1

I'd like to ask the experts what may be wrong with the code below:

resultOptimization <- foreach(i = 1:length(varietyNames) , .combine = rbind, .init = resultOptimization) %dopar% {
    variety <- varietyNames[i]


  subsetVarietyNames <<- subset(observedValues, Variety == variety)
  rowNumberOfObservedValues <<- nrow(subsetVarietyNames)

  inputTrait <<- subsetVarietyNames[,c("Site", "Latitude", "Longitude", "Altitude", "Flooding", 
                                       "Transplanting", "DDTransplantingShock", "Z", "LAIMax", 
                                       "POP", "PLAini", "LRGRMax", "SowingDate")]

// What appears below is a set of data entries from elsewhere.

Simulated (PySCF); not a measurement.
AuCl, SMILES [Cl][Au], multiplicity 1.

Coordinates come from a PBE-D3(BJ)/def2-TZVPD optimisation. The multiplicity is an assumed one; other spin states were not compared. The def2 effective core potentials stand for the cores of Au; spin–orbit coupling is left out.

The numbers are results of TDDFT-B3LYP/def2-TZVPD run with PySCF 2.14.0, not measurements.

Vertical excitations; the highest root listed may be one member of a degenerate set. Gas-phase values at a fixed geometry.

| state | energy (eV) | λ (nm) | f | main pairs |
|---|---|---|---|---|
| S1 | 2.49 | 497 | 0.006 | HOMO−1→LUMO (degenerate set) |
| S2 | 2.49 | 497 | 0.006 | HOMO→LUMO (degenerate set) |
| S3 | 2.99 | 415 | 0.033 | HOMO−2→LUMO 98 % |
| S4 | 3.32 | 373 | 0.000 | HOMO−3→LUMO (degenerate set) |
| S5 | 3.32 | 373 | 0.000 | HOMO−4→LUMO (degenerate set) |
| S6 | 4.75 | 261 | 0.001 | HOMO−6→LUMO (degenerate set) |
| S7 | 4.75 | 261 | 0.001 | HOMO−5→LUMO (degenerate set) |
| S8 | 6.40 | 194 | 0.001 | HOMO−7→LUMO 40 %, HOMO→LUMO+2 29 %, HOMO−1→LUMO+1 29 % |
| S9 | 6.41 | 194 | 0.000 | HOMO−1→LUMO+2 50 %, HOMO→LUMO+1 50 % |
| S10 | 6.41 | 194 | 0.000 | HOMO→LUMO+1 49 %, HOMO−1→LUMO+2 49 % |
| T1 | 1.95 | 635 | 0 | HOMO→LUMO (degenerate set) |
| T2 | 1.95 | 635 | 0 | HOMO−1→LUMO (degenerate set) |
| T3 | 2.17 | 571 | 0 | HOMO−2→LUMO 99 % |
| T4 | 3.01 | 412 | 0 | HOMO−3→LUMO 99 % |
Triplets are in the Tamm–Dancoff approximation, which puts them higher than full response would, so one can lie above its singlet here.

  resultOptimTrait <- genoud(fn = minimizationFunction, nvars = numberOfParametersToBeEstimated, max = FALSE,
                             Domains = optimizedParametersBounds, pop.size = 2, max.generations = 2, 
                             wait.generations = 2, hard.generation.limit = TRUE, MemoryMatrix = TRUE, 
                             starting.values = NULL, default.domains = 10, solution.tolerance = 0.001, 
                             gr = NULL, boundary.enforcement = 0, lexical = FALSE, gradient.check = TRUE, 
                             BFGS = FALSE, data.type.int = FALSE, hessian = TRUE, unif.seed = 812821, 
                             int.seed = 53058, extra_arg = fMeteo)


  estimatedParameters <- resultOptimTrait$par
  sumOfErrors <- resultOptimTrait$value

  #In case of abrupt system failure, save preliminary results 
  capture.output(c(variety, estimatedParameters, sumOfErrors),file = "PRE_optim_values.txt",append = (if(i==1) {FALSE} else{ TRUE}))

  resultLine <- c(variety, estimatedParameters, sumOfErrors)

}

What I'm doing :

I'm trying to optimize parameters for several varieties of plants, the first loop should get the optimized params for varieties 1 - N, and the second loop would print out simulated values using the optimized params. The code above is my take on making it parallelized for faster processing, with the first for-loop taking in as many as Varieties at a time as there are cores on the server.

Expected output :

Optimized parameters stored in the list "resultOptimization"

What I get :

resultOptimization[1] = V1
resultOptimization[2] = V1
resultOptimization[3] = V1

and so on, when it should be

resultOptimization[1] = V1
resultOptimization[2] = V2
resultOptimization[3] = V3

The problem is this :

When I run this loop in sequential, it produces the correct outcome --optimized parameters of each variety (using rgenoud), but when I parallelize it like in the code block above, the output seems to be only the first variety repeated over and over;

This is strange as I'm 100% sure that the correct values are loaded before each genoud() call and the sequential version of the program works correctly. Anyone familiar with this problem?

Additionally, when I said sequential, I meant 1 core, the problem comes up when I use >1 core , both versions I have used the code block above

  • 1
    This is a very specific question which is hard to answer without a reproducible example. http://stackoverflow.com/questions/5963269/how-to-make-a-great-r-reproducible-example – Roman Luštrik Feb 05 '13 at 07:46
  • I don't know how exactly to put in the snippets that would make it work without copying in a lot of code -- I thought this would be a general question when one sees the same results as the first one over and over when using dopar but that does not seem to be the case, anyway, should I put up the code here (<800 lines) or put it up elsewhere and leave a link here? thanks! – Richard Pasco Feb 05 '13 at 08:07
  • The best thing you could do is narrow down your question. One other option I can see is to make an elaborate report of what you're doing and how you're doing things, what results you expect and what you actually get. If licence permits, you could publish to RPubs. – Roman Luštrik Feb 05 '13 at 12:29

0 Answers0